It helped us fall sleep.

Fast forward two years. I was still thinking about The Story of Earth: The First 4.5 Billion Years, from Stardust to Living Planet, by Robert M. Hazen. Why didn’t I own a copy? A few days later, I did. Soon after, I’d decided to write a poem about the origin of our planet.

Under the cherry tree, I re-read the first two chapters. It was harder reading then I’d recalled, even more incomprehensible. No matter how many times I read about the Big Bang origin story, my head can’t quite wrap itself around the tiny speck that inflated into a cosmos 93 billion light years in diameter.

How do I explain what happened after I dropped my pen and turned to my computer screen? The first draft is not too different from the one I submitted to Split Rock Review. I put the poem aside, and then I returned to sharpen a few images. I brought it to my poetry critique group, and they suggested I play with the ending (I did).

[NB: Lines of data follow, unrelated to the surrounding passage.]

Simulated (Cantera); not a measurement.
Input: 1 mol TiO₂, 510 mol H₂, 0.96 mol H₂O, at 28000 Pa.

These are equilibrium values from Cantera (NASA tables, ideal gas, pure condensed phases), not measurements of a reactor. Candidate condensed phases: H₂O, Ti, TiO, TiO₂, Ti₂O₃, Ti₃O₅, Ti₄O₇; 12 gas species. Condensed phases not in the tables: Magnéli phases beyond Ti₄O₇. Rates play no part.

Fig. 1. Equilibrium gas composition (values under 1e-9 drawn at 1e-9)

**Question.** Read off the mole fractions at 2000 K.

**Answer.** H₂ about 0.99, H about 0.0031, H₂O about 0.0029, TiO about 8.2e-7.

As I re-read this poem today and try to remember how I wrote it, I pretty much can’t, though I do recall having fun with choosing some of the things we have on Earth mouthwash and lemons, pavement and flukes. I also recall looking up the word stook. Who knew that a hay bale was a stook? I liked the sound of it.

So, yeah, I was in a trance. My friends that day were intuition and the most important thing a teacher ever told me: listen. I pushed hard against my doubts. Then, I was hypnotized. Where the poem wanted me to go, I went.